Why 40% of universities are diversifying markets right now
40% of universities worldwide are rebuilding their recruitment strategies. The data shows what’s driving the shift, where they’re going, and what’s actually working.
When one market collapses, everything can collapse
Survey responses revealed the risk of relying on one or two countries. One US university lost every student from a region that used to represent 40% of their total enrolment. Another reported a “major drop” in Indian graduate numbers.
This is what concentration risk looks like: a policy shift can wipe out your entire pipeline in a single year.
The numbers tell you who’s diversifying
Some of the hardest-hit regions are moving the fastest.
Where universities are actually going
Survey responses named the same regions repeatedly: Sub-Saharan Africa (Nigeria, Ghana, Kenya), Southeast Asia (Vietnam, Thailand, Indonesia), Latin America, and Gulf countries.
The students are still out there. They’re just coming from different places now.
Meanwhile, traditional pipelines are drying up. US institutions reported declining Indian postgraduate numbers. UK universities noted dropping Chinese demand. European institutions saw their EEA recruitment fall.

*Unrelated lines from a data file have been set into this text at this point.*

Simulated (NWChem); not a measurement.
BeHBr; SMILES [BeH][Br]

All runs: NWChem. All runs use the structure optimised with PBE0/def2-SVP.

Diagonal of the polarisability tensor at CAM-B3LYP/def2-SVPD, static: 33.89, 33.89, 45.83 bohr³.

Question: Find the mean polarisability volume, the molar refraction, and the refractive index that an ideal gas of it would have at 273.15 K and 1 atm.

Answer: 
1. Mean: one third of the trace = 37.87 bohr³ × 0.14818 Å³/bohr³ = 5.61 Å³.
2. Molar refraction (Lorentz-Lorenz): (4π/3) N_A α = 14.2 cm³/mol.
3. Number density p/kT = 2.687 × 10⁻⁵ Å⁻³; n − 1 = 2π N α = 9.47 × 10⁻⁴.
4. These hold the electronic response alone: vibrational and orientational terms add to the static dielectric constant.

The problem: diversify with less money
60% of Canadian institutions expect budget cuts next year. 28% of US institutions. They need to find new markets with smaller teams and tighter budgets.
One European institution summed it up: “We are forced to shift focus. But with limited resources, it’s difficult to start from scratch.”
What’s working: emerging markets, regional focus, online programmes
Institutions reporting growth mentioned similar approaches: shifting recruitment to emerging markets, targeting specific high-growth regions, and expanding online programmes (26% of US universities are doing this).
None of it’s revolutionary. It’s practical choices instead of waiting for old markets to recover.
The pattern holds across regions: when visa restrictions make traditional recruitment harder, universities look elsewhere. Policy pressure doesn’t just reduce enrolment. It forces institutions to rebuild their entire strategy.